This vibe shines in the urgent, synth-powered, sex-with-the-ex of One Night in Paradise, the tropical jazzy adult contemporary of Negroni Summer and the smooth, after hours, whistle-led groove of Girl of My Dreams.
And while Benet's lyrics are often funny, rooted in wordplay and double entendre, he's not a comedy act singing comedy songs.
"No. I'm a romantic cynic. When I first started to do Donny, it was the whole shoegaze scene with these pretty, indie guys singing their hearts out and pretending to be blues singers. For me that seemed like a real act to put on," he says, recalling the early days of his Benet persona back in the late 2000s.

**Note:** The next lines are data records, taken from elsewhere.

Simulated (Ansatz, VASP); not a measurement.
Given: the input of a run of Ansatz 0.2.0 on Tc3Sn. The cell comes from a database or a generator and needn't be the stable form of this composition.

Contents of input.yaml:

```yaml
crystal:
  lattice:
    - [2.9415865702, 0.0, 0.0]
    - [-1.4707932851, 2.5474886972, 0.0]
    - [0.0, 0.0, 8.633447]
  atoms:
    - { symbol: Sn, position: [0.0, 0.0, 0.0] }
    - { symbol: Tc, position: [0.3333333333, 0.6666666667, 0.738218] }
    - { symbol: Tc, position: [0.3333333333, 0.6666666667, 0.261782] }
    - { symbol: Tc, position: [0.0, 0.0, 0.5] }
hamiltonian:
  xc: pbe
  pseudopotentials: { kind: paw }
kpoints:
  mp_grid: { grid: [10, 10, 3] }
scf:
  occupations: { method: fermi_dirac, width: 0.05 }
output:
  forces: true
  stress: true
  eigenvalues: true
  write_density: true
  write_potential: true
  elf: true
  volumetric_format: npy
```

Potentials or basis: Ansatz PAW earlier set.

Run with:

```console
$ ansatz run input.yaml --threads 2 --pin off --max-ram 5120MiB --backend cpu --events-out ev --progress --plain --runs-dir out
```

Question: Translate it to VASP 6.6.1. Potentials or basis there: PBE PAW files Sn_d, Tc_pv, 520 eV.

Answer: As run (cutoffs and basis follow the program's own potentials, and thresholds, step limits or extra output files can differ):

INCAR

"I'm pretty cynical about getting up and really singing 'oh, oh baby, I really love you,' something heartfelt like that. You have to have a bit of humour and a wink to write a song like that. Unless you're completely a dreamer. I wanted to go for that but with a wink."
With his 80s-styled take on love, sex and relationships coupled with his superbly seductive music videos featuring plenty of gyrating hips, open-buttoned pastel shirts, slicked-back balding hair and boudoir focus is Donny Benet redefining what it means to be a sex symbol?
"I wouldn't say redefining. That's a heavy burden to shoulder," he says, laughing, before getting more serious. "I went bald pretty young and I try and keep as fit as I can but I don't have the body of a Greek Adonis. It's more a boldness or a confidence. The body I've got is the body I've got. We're all the same. We've all got faults and insecurities about ourselves. We've got what we've got so we may as well be comfortable with it. That's the appealing thing about it, if people see that you're comfortable with yourself to do that."
Then speaking from a place of experience he says, "confidence is usually the most sexy thing. I think anyway."